New York City has the New School, a tangible history of groundbreaking jazz, high-profile jazz clubs and a dense population of potential fans. But Buffalo has a serious jazz scene too, one that rivals any city of its size in the country. We may not be New York, but we have more than our fair share of world-class jazz musicians in town.
In Buffalo, jazz – the best of it – still sounds like its alive in the present tense, and is still assimilating new influences, employing new technologies, and furthering the music’s long-standing tendency to birth new hybrids.

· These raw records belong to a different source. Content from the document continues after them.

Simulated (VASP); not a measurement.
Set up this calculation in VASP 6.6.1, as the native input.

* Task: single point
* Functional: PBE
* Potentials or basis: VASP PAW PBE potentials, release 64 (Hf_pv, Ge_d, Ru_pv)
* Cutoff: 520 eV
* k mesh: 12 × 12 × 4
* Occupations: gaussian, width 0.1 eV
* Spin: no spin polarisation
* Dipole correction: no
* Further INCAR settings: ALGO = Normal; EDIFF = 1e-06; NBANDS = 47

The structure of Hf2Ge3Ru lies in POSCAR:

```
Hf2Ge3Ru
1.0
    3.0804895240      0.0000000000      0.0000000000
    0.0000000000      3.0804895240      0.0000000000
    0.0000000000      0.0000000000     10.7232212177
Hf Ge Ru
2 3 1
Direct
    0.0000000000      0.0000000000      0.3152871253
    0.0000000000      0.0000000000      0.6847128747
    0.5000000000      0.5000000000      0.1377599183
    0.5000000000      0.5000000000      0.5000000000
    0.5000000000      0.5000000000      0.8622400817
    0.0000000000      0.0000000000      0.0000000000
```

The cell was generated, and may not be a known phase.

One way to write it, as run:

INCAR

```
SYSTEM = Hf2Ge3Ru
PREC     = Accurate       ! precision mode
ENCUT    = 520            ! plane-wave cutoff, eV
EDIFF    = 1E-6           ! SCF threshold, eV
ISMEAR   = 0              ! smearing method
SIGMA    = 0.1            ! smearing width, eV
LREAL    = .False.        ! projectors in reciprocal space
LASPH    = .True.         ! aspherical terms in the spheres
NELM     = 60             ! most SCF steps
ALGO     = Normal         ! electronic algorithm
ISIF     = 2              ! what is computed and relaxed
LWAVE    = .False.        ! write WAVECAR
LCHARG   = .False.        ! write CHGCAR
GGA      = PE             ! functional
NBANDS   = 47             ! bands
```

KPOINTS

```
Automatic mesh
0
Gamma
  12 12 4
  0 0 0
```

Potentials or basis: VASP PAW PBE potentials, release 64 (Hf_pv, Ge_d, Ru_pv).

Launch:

Gruvology is one of the longest-serving area jazz groups with a set roster of musicians. (Many jazz gigs tend to involve a leader calling various musicians for one-off performances.) Keyboardist Walter Kemp III, guitarist Bernard Kunz, bassist Cameron Kayne and drummer Dave Phillips have earned plaudits from fans and industry awards alike, based on their unerring ability to bring a serious improvisational acumen to bear on groove-based compositions.
The band recently tracked a new album at Mark Studios in Clarence, and will celebrate the release of that album – dubbed “Freeway” – with a show at 8 p.m. Friday in Hallwalls Contemporary Arts Center (341 Delaware Ave.). Admission will be $10, $8 for Hallwalls members.
Narrowing the odds
Narrowing the odds
The Hard Rock Rising contest, in which bands from around the country compete for the opportunity to perform as part of a star-studded bill in Rome, Italy, this summer, is starting to heat up.
Locally, Preliminary Round III takes place at 8 tonight in the Hard Rock Cafe in Niagara Falls (333 Prospect St.). Prog-rock outfit BlueShift, guitarist/vocalist Clark Rabbit, singer/songwriter Emily Veronica and metal quartet Sic Sin will perform.
The winner will move on to Round IV, scheduled for the Hard Rock Cafe on April 13.
Ontario sibling act Menew will play Buffalo Iron Works (49 Illinois St.) on Saturday, along with guests Time Giant. The Canadian band may not yet be a household name on this side of the border, but that could well change soon.
Menew’s blend of alternative and art-rock tendencies is compelling and addictive, which is to suggest that you might not have another opportunity to catch the band in such intimate surroundings. Tickets are $10 at the door or $7 in advance (www.ticketfly.com).
If you were sitting on your hands, wondering whether or not to bite the bullet and grab some tickets for the Misfits gig at the Iron Works, you’re running out of time. That show takes place at 8 p.m. next Thursday and the $25 advance tickets are almost gone. Admission at the door will cost you $30.